FYI.. they won a $500K settlement, then resigned..

blues
10-17-2017, 10:35 AM
Stuff like this makes me sad.

‘Cause, I absolutely love teaching, and love my students and the work we do. But I see admin totally going off the rails with bloat and agenda. Not a month goes by in the academic year without getting an announcement of another hire in the diversity wing of the U. Note: that is not the same as a "diversity hire;" I’m talking about memos announcing a new VP of diversity, or assistant to the ________ for diversity, or some such. This, at the same time that tenure track lines are shrinking to the point of irrelevance—at least when it comes to governance, and student outcomes.

There is a war against people who actually teach in the classroom happening at many of these places. The best and brightest in each field are teaching under the boots of many who couldn’t find their ass with both hands in their own fields, so they took their bullshit doctorate and went into admin. You can see it everywhere, especially state-supported Us.

The result is those quotes coming from admins like the Evergreen pres.

Lastly, it’s sometimes hard to tell the dancing bears from the handlers at the circus: there is a lot of student manipulation going down as well. JME.

You, my friend, are obviously unfit to train young (or old) minds. Get thee to a nunnery brewery!

It's a very sad state of affairs. I saw it as a gov't employee when mandatory "diversity / sensitivity training" was foisted upon us and it's been downhill ever since. Of course, the ball was already set in motion a good while before that.

ranger
10-17-2017, 10:37 AM
I cannot help but note that most campuses now look like resorts. I blame the government getting into the college loan business giving anyone a college loan thereby giving colleges/universities seemingly unlimited potential students (and thereby unlimited money) and the ability to constantly raise the price of a college education. Then, we have a surge of "educated" people with no marketable skills with high college load debt.

Meanwhile, the manufacturing world I live in cannot get enough competent hard skill college grads - mostly STEM.

Totem Polar
10-17-2017, 11:01 AM
You, my friend, are obviously unfit to train young (or old) minds. Get thee to a nunnery brewery!
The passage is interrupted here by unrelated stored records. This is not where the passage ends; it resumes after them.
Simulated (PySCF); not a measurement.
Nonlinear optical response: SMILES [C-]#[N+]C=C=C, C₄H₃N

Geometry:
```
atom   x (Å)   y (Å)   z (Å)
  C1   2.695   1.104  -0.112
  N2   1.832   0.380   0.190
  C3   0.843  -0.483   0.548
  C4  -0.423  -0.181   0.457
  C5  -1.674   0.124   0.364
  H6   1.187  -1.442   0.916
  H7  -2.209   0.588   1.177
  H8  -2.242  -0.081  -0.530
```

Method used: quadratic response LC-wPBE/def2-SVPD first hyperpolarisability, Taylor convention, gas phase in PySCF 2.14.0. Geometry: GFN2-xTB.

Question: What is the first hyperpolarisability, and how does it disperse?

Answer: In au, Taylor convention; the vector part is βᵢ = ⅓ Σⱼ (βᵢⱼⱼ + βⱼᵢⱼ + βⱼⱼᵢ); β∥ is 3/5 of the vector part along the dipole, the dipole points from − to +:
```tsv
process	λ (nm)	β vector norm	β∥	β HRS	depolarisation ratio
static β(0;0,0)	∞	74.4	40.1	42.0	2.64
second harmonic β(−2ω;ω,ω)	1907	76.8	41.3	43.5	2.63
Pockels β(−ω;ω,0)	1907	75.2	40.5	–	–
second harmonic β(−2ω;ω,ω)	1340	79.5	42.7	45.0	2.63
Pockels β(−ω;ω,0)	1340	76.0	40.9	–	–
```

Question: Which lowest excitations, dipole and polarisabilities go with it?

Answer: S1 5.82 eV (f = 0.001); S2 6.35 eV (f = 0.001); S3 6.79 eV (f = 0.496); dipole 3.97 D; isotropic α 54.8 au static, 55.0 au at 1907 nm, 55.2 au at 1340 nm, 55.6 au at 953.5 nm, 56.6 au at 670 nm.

A beer a day helps keep admin at bay; I'm way ahead of you... :D :D :D

Sensei
10-17-2017, 01:47 PM
I cannot help but note that most campuses now look like resorts. I blame the government getting into the college loan business giving anyone a college loan thereby giving colleges/universities seemingly unlimited potential students (and thereby unlimited money) and the ability to constantly raise the price of a college education. Then, we have a surge of "educated" people with no marketable skills with high college load debt.

Meanwhile, the manufacturing world I live in cannot get enough competent hard skill college grads - mostly STEM.

There is a reason why the government assumed the role of exclusive lender for all educational loans back in 2010. Ironically, it was passed as a rider to amend the Affordable Care Act. Now, the government can have financial leverage over its citizens as it indirectly incentivizes the accumulation of more personal debt. What could possibly go wrong.

A cynic might think that someday political parties wanting to buy votes legally will offer forgiveness of that debt as a campaign promise; I used the term parties (i.e. plural) intentionally...

Suvorov
10-17-2017, 01:58 PM
Meanwhile, the manufacturing world I live in cannot get enough competent hard skill college grads - mostly STEM.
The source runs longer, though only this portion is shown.